Maturity, the NYT, and the war
I’ve always, even as a child, believed that mature people dealt with what there is; i.e., a mature person deals with reality while an immature person squanders their energy and resources lamenting what there isn’t/crying-whinning-complaining about what they don’t like/wishing their time away. A mature person handles a situation realistically, and sets goals to see it through.
The NYTimes editors have a record of lamenting, complaining and wishing, rather than coping. Just this morning they’ve come up with this editorial, Three Things About Iraq, which they start with the statement, “To have the sober conversation about the war in Iraq that America badly needs, it is vital to acknowledge three facts. . . “
Tiger Hawk takes care of fisking two of the things, starting with, “The war has nothing to do with Sept. 11.”
That there may have been no material connection between Saddam Hussein’s government and September 11 hardly means that the war in Iraq has nothing to do with September 11. While there were definitely important reasons independant of September 11 to take Saddam down — it was American policy to bring about the fall of his government even before George W. Bush came into office — the invasion itself was directly related to our war on al Qaeda and its cognates. First, we needed to re-establish out credibility in the Arab world, which credibility was squandered by virtually every president since Jimmy Carter. This could only happen by brining the war into the heart of the Arab world and taking casualties killing jihadists. We are doing that every day. Second, we needed to put ourselves in a position to coerce the regimes most important to the war on Islamist jihad, including particularly Saudi Arabia. Saudi Arabia joined the fight only when it realized that we did not need its bases or its geography once we occupied Iraq. Third, we simply could not run the risk that an undeterrable and power crazy tyrant like Saddam Hussein might make common cause with al Qaeda.

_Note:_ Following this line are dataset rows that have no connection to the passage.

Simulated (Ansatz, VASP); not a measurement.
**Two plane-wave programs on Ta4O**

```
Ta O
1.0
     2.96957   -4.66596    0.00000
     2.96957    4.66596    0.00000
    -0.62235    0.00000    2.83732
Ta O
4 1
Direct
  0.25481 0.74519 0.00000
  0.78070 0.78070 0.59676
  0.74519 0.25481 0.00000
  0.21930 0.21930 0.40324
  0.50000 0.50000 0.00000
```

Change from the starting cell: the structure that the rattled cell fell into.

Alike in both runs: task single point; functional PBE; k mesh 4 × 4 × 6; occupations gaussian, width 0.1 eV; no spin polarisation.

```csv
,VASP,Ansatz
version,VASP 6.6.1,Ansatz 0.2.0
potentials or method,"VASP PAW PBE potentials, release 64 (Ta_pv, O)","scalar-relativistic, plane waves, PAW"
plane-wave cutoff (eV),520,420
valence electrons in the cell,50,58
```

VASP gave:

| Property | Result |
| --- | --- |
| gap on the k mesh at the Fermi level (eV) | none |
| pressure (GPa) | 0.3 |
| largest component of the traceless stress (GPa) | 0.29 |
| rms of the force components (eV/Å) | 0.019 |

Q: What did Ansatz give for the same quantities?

One might well argue that these purposes for the war are inadequate, but there are many people outside the administration who have no particular partisan ax to gring — me, for example — who think they carry the day. For the Times to declare as a fact that the Iraq war has “nothing to do with September 11” is transportingly dishonest.
But let me add more more fact the NY Times appears to consider a simple side issue:
Were the Times use its considerable resources to do all it can towards the goal of winning the war, it would show a great deal maturity.
The rest is just childish belly-aching.